From bull rider to bull fighter
Published 2:09 pm Friday, August 21, 2009
An Austin High School grad is hanging up the spurs and lacing up a pair of cleats.
After five years of riding bulls, Erik Akkerman, who lives in Rose Creek, is trading the sport for one that is just about as dangerous – fighting bulls or rodeo clowning.
Now that he is retired from riding bulls for eight seconds, he’ll focus on fending them off as fallen riders hit the dirt.
“In some aspects bull fighting is a little more dangerous than bull riding because you see way more bulls on a given night,” Akkerman, who graduated from AHS in 2003, said. “But it’s also a little safer, because I’m on my own two feet and I have more control over the situation. It’s kind of a give and take.”

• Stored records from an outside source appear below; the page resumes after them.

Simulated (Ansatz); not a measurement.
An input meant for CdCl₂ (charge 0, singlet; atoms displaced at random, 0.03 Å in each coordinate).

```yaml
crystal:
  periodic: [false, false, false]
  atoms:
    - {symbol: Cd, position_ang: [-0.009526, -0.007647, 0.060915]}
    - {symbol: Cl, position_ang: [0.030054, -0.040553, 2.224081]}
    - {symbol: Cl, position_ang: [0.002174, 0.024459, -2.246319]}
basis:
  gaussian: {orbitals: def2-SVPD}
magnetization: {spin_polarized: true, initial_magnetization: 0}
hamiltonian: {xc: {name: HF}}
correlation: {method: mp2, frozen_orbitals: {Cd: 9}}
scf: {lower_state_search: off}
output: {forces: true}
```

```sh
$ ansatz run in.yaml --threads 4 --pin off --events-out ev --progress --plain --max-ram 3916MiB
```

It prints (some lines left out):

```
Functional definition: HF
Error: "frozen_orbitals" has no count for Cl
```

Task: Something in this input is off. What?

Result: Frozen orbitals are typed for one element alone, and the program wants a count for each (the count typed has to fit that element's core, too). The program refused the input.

The 24-year old construction worker started riding bulls when he was 19 and he hasn’t looked back since. In 2007, he started fighting bulls as well as riding them and he eventually figured it would be better to make a switch.
“I finally decided that my body was beat up and tore up enough that I needed to quit riding and I didn’t enjoy it as much as I did two years ago,” Akkerman, who is the son of Jay and Rhonda Akkerman, said. “Now I’m kind of getting beat up even more. But I love the adrenaline rush and the thrill of being six inches from a two-thousand pound animal, touching his nose and grabbing his horn.”
While riding bulls, Akkerman rode mainly in the Circle C Rodeo Association and other bull riding associations. He rode in lots of fairs in Minnesota, Iowa, Nebraska and Missouri. His biggest victory came in 2005, when he was Senior Division (ages 16-19) Reserve Champion at Circle C Rodeo in Alden, Iowa at season’s end.
He also had his fair share of rough falls. In April of 2006 he had a bull step on him, fracturing three ribs and knocking Akkerman out for eight to 10 minutes, which left him with a concussion.
He also had an incident in Rockwell, Iowa in August of 2007 where his hand got hung up in his rope and he was spun around like a helicopter blade for almost eight seconds before he was pulled loose. He pulled every muscle in his chest up to his arm and hyper extended his elbow and wrist.
Now Akkerman is on the other end of post-fall incidents and he’s glad to return the favor for some of the fighters who helped him out.
“Once buddy of mine broke two ribs fighting a bull I was riding. Then I took a hit for him a couple of years later when he was riding,” Akkerman said. “You’re risking your own life and limb to save another guy when normal people are saying ‘what the heck are you doing?’ But that’s my job and that’s what I’m going to do. If it means I’ve got to break a leg to save a bull rider, that’s what I’ve got to do. A broken leg will heal.”
Years of being on the bull have helped Akkerman learn how to handle it when a fall happens. He usually goes straight to the bull to get its attention away from the fallen rider, but if a rider falls and is unconscious, Akkerman will lie on the rider and cover him until the bull is controlled.
“I’m used to being on the back of a bull, so I can see when an accident is about to happen and I need to get in there,” Akkerman said. “I can make decisions quicker and more efficiently, because I understand what the bull rider and bull are doing.”
With the sport sometimes becoming a matter of life and death, Akkerman said bull riders and bullfighters are a very tight knit group.
“It’s a whole new family,” he said. “Someone may not like you, you may not like them but you still do your job. I’ve still got to save his butt and he’s still got to say thanks. The friends that you make in this sport are so much closer than any other sport, because we’re willing to risk our life and bodies for our buddies.”
Akkerman will been hired to by the St. Peter Rodeo Company out Audubon, Iowa as a bullfighter next summer and he hopes to eventually get his professional bullfighters’ card so he can bull fight for Professional Bull Riders Associaton.
“I’m going to get my feet wet a little more and get my name out there,” he said.
The path to bull fighting was not an easy one for Akkerman to find in the middle of Southeastern Minnesota, where rodeo is not a huge sport.
”It’s a lot tougher getting into rodeo in this part of the state,” he said. “I’ve had to go to Iowa and Nebraska to get my name out and really say ‘I’m here. My farthest rodeo will be 11 hours away in Johnstown, Nebraska over Labor Day weekend this Septemeber.”
But one thing is for sure. If there are any bulls roaming Southeast Minnesota, Akkerman will probably be the first to grab it by the horns.